Tuesday, June 12, 2007

The fear of the Lord

One of the many things i have valued about my year on Relay has been the oppotunity it's given me to 'get off the beaten track' of the Bible. To study books like Zephaniah and Hosea, which have much to tell us about the Gospel and much to say to the glory of God. At the recent Relay 3 conference Mo taught from Proverbs every morning. Proverbs a book with little written on it by evangelical scholars, which is a shame because we're the ones who are supposed to have the highest view of the Bible out of everyone, and yet we ignore vast chunks of it. This is not good.

Two things really stood out for me from this book, and the first of those is 'the fear of the Lord'. I remember when i first heard this expression, used to describe Christians years ago i didn't really like it. We don't fear the Lord, i thought, we love Him, we worship Him and we are in relationship with Him. What sort of relationship, i thought, had fear at the centre of it. As it turns out, a right and good one in this context.

This is not, of course, fear in the cowering in the corner sort of way. Yes the Lord is that terrible, and when He comes some will call for rocks to crush their brains rather than face His judgement (Rev 16:6). But not those who love Him. And yet we are still called to fear Him. Proverbs 1:7 says that 'the fear of the Lord is the beginning of wisdom'. So according to Soloman you can't know anything in a really, Biblically wise way without fearing the Lord. Proverbs also exhorts us to 'get wisdom' (Proverbs 4:5)...so clearly fearing the Lord is a major part of our faith. But what does it mean?

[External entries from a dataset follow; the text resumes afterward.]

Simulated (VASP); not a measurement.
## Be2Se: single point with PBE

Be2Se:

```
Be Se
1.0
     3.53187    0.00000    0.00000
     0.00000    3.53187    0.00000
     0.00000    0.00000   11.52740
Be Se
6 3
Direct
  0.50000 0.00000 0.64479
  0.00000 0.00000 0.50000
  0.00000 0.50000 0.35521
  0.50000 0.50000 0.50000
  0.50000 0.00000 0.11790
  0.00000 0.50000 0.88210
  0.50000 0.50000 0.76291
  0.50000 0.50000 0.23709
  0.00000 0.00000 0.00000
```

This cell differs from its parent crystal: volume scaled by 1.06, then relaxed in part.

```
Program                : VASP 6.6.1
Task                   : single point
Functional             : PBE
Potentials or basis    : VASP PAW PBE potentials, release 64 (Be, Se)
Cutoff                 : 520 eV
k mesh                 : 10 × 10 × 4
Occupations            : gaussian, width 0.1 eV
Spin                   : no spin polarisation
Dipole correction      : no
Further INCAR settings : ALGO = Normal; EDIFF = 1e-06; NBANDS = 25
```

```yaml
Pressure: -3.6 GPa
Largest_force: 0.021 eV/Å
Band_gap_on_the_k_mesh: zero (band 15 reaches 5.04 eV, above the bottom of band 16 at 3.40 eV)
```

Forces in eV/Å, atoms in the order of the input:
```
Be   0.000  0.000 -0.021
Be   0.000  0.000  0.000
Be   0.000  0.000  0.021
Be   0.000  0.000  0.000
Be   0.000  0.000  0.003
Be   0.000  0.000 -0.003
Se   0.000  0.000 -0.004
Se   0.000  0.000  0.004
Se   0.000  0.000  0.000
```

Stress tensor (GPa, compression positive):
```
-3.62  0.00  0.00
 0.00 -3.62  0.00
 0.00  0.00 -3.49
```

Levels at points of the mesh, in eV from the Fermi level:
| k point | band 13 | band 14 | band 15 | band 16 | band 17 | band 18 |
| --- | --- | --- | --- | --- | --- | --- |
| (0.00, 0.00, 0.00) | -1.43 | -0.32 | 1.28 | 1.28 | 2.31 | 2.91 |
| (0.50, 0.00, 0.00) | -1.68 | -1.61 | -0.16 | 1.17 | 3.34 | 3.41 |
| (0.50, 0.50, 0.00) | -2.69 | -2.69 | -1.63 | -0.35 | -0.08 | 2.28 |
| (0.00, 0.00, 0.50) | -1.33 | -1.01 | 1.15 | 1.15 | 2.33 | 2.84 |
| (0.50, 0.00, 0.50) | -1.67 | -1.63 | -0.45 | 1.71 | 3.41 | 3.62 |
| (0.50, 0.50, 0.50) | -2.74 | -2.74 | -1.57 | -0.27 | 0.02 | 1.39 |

Fearing the Lord is an attitude to God. It's an attitude that persues God in place of other things, that has God at the centre of ones affections and desires. It's an attitude to evil in our hearts and in the world. Proverbs 8:13 says that fear of the Lord is the hatred of evil. The fear of the Lord is an attitude to ourselves, it is intruction in wisdom and humility as Proverbs 15:33 says.

Fear of the Lord manifests itself in that we don't envy sinners, or ignore God, or fear people. Instead we honour and respect and love the Lord in all situations and in all relationships all the time. We fear the Lord because it is good for us to do so. It will help us to live properly and mulitply our lives (9:10-12), the fear of the Lord is a secure fortress. How amazing that fearing the Lord is good for us! It really shouldn't surprise us that following Biblical commands would make us happy, but it still kind of does! When we deal with the Lord, we deal with ultimates and eternals, we must deal rightly with these things.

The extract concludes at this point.